Less than a week after Microsoft put its foot down on OnLive's virtual desktop solution for allegedly violating its licensing standards, tuCloud capitalized by releasing its own product, taking a few jabs at both OnLive and Microsoft in the process.

BACKGROUND: Microsoft Drops the Hammer on OnLive's iPad Offering

In a press release titled "tuCloud publicly challenges OnLive with new cloud desktop platform," the hosted virtual desktop provider announced its Desktops On Demand service, called Microsoft "patronizing and insulting," and even made a comment on the decision of OnLive, known as a cloud gaming company, to enter the virtual desktop market. [See "OnLive Desktop brings you one step closer to ditching your notebook for the iPad"]

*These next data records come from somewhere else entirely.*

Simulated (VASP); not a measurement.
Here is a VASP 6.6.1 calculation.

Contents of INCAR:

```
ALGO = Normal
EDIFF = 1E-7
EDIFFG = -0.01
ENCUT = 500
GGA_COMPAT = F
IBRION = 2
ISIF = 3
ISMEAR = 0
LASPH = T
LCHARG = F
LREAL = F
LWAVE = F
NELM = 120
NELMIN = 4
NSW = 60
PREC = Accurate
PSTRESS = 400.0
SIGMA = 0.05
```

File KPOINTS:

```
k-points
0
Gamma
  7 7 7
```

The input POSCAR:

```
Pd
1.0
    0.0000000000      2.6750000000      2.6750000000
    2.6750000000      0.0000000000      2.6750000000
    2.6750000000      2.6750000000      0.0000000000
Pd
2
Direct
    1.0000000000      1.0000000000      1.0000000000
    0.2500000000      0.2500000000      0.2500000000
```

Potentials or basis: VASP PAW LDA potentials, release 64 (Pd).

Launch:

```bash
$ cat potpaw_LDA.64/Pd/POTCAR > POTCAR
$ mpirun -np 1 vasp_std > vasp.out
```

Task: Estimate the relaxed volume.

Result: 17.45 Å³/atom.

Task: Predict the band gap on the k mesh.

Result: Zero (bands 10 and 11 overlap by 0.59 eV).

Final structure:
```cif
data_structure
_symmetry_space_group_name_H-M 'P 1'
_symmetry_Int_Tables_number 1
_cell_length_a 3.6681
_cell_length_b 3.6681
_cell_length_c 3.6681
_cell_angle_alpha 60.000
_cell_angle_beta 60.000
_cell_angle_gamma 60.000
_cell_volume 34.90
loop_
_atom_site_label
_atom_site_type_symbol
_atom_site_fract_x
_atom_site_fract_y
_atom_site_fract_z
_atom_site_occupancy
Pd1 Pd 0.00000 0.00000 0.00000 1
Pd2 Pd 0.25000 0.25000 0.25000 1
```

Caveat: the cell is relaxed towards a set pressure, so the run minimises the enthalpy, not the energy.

"Not only will we deliver a $10 hosted virtual desktop that creatively interprets Microsoft's licensing rules in order to compete with OnLive, we will also provide our customers with 24/7 California-based tech support," tuCloud CEO Guise Bule says. "We don't play games, we do desktops."

OnLive had initially drawn significant attention after introducing its Desktop and Desktop Plus services at the Consumer Electronics Show in January, and later claimed that its product's entertainment capabilities surpassed those of competing products when used on an iPad. Later, in a report released in late February, Gartner analysts warned enterprise customers of licensing risks with OnLive's products. Slightly more than a week later, Microsoft corporate vice president of Worldwide Licensing and Pricing, Joe Matz, responded with a company blog post that implied OnLive Desktop and Desktop Plus were not properly licensed.

With all the media attention surrounding the issue, tuCloud hasn't been the only one to publicly comment on OnLive's situation. Citrix senior director for product marketing, Calvin Hsu, in a company blog post titled "Thank you, OnLive Desktop. Thank you," cited OnLive co-founder and CEO Steve Perlman's criticism of Citrix's virtual desktop solution, and thanked the company for drumming up media attention around Citrix's product just before suffering such a setback.

"Thank you, OnLive, for creating media attention for 1,500+ CSPs that were doing cloud desktops before you, better than you, and in compliance with the rules," Hsu wrote in a Citrix blog post. "Thank you for raising enough controversy to get Microsoft to reaffirm that you're doing the licensing wrong, and our CSPs are doing it right. Thank you."

Danny Allan, CTO of Desktone, tuCloud's partner in Desktops On Demand, reiterated the benefits of OnLive's licensing situation for raising awareness of not only the growing demand for virtual desktop solutions, but also the challenges of licensing virtual products.

Awareness of Microsoft's complex licensing structure is important because it has impacted the market as a whole, Allan says. Microsoft licensing challenges have long driven up the cost for virtual desktop services, while also slowing down development for providers looking to release a new service without ending up in the same position as OnLive, Allan says.

Bule, while touting tuCloud's Desktops On Demand, made sure to help raise awareness of these challenges as well.

"OnLive blatantly ?outs the rules, continues to sell their cloud-hosted Windows 7 desktops, and all Joe Matz does is write a deeply patronizing and insulting blog post. This is slap round the face of the entire desktop virtualization industry," Bule says. "We will no longer sit idle and stay silent whilst being denied the chance to compete fairly. Microsoft licensing hurts our customers, our businesses and the entire virtual desktop space."

Allan, who says the market for cloud-hosted virtual desktop tools reached a turning point in the last nine months as a result for growing demand for mobility, believes Microsoft's licensing standards should adapt accordingly. Until that happens, however, the industry will need to play by Microsoft's rules.

"With the demand increase and the acceleration of that moving forward, should the licensing change? The answer to that in my mind is 'absolutely yes,'" Allan says. "But that's for Microsoft to change, not for tuCloud to ignore."